Last week’s conference on Jewish genealogy in New York featured many sessions dealing with the issues of tracing Jewish lineage. One subject that came up in many of the discussion groups is the use of cemeteries in finding the last trace of ancient family members. There were talks on how to read a tombstone, recognizing names and titles, and the meaning of many of the decorations and other markings found on grave markers around the world.


         Some presenters discussed how, when they went back to their ancestral home, they found the cemetery in an appalling state. Often tombstones were missing or broken, the plots covered with dirt and garbage, or even built over.

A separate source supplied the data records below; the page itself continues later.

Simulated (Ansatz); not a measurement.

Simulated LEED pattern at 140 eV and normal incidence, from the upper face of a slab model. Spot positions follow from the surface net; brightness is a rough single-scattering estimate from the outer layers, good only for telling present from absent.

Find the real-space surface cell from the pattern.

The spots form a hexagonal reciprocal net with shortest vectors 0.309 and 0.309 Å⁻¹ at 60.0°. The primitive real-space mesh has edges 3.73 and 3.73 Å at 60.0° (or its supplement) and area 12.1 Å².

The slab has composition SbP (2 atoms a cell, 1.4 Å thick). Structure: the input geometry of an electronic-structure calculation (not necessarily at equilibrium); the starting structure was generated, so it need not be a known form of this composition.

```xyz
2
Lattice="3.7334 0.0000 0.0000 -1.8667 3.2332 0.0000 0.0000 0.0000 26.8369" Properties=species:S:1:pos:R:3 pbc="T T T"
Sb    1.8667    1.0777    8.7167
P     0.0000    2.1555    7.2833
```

         There has been a movement by individuals as well as foundations to rectify the situation. In a session dealing specifically with cemeteries, work that has been done was showcased with videos showing the original condition of the cemetery, the work done to refurbish, and the situation as it is today. It was pointed out that this situation is not unique to Eastern Europe but that cemeteries fall prey to neglect wherever there is not constant maintenance.


         Rabbi Michael Schudrich, chief rabbi of Poland, has been involved in cemetery work in Poland for almost as long as he has been in Poland. There are around 1,500 cemeteries in Poland, many of them in a state of disrepair, and Rabbi Shudrich has become an expert in cemetery restoration.


         Rabbi Schudrich has developed guidelines for anyone interested in working in old cemeteries.


         “First of all, we have to set priorities,” Rabbi Schudrich said. “There are mainly two categories of cemeteries, those that need work and those that are in imminent danger of being destroyed.


         The danger can be due to a city’s plan to take over the property and develop it for either commercial or private use. Whenever Rabbi Schudrich is apprised of a situation, he goes to the authorities and enlists their help in correcting it. He mentioned that he has enjoyed a very good and close relationship with the authorities, and that they have been very respectful as well as helpful.


         “Often the situation can be resolved with simple logic,” Rabbi Shudrich explained. “There is a town that wanted to run a sewer line adjacent to a cemetery wall. I explained that the walls are not always the exact boundaries of the cemetery and that there was also the danger of leakage from the pipes. After consulting the maps of the area I suggested that the pipe be laid on the other side of the road, and that this would solve a lot of problems. The solution was readily accepted.


         “In some cases we have to find the right official. In Poland there are often strong rivalries in local politics, and while one politician might be hesitant, another will be very responsive to our needs.”


         Before any work can be done on any cemetery, a complete survey has to be conducted to determine its exact location and boundaries. It has happened in the past that there was funding for 75 percent of the cemetery, so the cemetery was given at a discount, leaving 25 percent open for development. An example was the Warsaw cemetery, which had one corner sliced off and apartment buildings built over it. In other places where there is no fence or wall, people think that the area is abandoned and houses are built on the grounds – although in fact they are part of a cemetery.


         In Poland there have been many problems and mistakes over the years, and legislation has been passed in the Polish parliament to try to rectify the problems in the future. Rabbi Schudrich now must be notified whenever any work is to be done in a Jewish cemetery. He supplies trained supervisors who are to be present while the work is done.